Just a heads-up for the newer Fedora Atomic users out there, and a focus on this part for the longer-term users:
This only impacts new installations and not updated systems thus systems installed from artifacts before those releases are not impacted (Fedora 38 or earlier).
Isn’t selinux enabled by default? Hence, most won’t be affected.
On systems with SELinux enabled and in enforcing mode, access to those files is limited to unconfined (usually interactive) users, unconfined systemd services and privileged containers. Confined daemons, users and containers are not able to access them.

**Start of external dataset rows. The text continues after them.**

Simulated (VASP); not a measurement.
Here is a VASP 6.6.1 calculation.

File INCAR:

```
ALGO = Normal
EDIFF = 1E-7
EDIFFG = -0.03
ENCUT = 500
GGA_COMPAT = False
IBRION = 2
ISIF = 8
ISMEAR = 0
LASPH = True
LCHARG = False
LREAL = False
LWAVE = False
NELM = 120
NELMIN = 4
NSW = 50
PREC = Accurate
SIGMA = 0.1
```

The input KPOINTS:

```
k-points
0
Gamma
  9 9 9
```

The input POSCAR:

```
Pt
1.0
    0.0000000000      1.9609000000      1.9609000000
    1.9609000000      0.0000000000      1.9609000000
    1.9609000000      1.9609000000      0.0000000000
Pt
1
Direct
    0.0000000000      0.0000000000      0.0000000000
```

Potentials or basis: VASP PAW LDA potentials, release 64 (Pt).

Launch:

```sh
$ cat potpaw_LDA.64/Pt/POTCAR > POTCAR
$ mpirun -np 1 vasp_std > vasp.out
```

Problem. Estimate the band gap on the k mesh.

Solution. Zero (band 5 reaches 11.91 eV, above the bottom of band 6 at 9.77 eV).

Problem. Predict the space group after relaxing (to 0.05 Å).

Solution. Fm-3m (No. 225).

I’m not sure you’re right, I can’t find information regarding whether users are confined by default on Fedora (Red Hat docs seem to indicate the users are unconfined by default).
Edit: They are not, see https://docs.fedoraproject.org/en-US/quick-docs/selinux-getting-started/#_selinux_examples, specifically:
SELinux can confine Linux users. A number of confined SELinux users exist in SELinux policy. Linux users can be mapped to confined SELinux users to take advantage of the security rules and mechanisms applied to them. For example, mapping a Linux user to the SELinux user_u user, results in a Linux user that is not able to run (unless configured otherwise) set user ID (setuid) applications, such as sudo and su, as well as preventing them from executing files and applications in their home directory. If configured, this prevents users from executing malicious files from their home directories.
ls -Z in any user home will show they are unconfined_u (so will id -Z).